Unions fear devolution reform will lead to inequality, reports Jane Marshall.

PRIME minister Jean-Pierre Raffarin has failed to pacify teachers who intensified their protests this week with their 10th nationwide strike since September.

The education ministry said that between a quarter and half of teachers and other staff answered Tuesday's strike call.

The unions, representing teachers and education employees, are taking a lead in widespread industrial action by public-service workers against reforms that will require them to work more years for lower pensions.

But their main grievance is the conservative government's plans to devolve some national educational responsibilities to local authorities, notably the recruitment of 110,000 non-teaching staff.

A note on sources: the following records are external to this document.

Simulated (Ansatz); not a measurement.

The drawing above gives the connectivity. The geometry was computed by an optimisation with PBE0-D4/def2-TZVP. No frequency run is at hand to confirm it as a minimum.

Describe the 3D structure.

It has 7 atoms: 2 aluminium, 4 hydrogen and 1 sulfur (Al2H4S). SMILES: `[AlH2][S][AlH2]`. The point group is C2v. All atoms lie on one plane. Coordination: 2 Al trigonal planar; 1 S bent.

Unions oppose what they see as the first step in a break-up of the notoriously centralised national system. They fear that some authorities will cut posts to save money, creating regional inequalities.

Other contentious issues include national budget cuts and job losses, which include thousands of educational assistants' posts.

Since September, hundreds of thousands of teachers have taken part in a series of strikes and demonstrations across the country.

Now there are fears that if the dispute is not resolved soon, the baccalaureat exams, due to start on June 12, might have to be postponed.

This would affect more than 600,000 candidates. Embattled education minister Luc Ferry last week promised "the greatest firmness" in response to any disruption, and all the unions have called on members not to boycott the exams.

The prime minister intervened with a promise that "education is national and will remain so" following the failure of Mr Ferry to halt the protests.

After a meeting of 20 ministers last week to discuss the crisis, Mr Raffarin set up three working groups - on careers, decentralisation and the future of education - involving the ministers of the interior and the civil service.

But by Tuesday unions did not consider that the government had done enough for a settlement.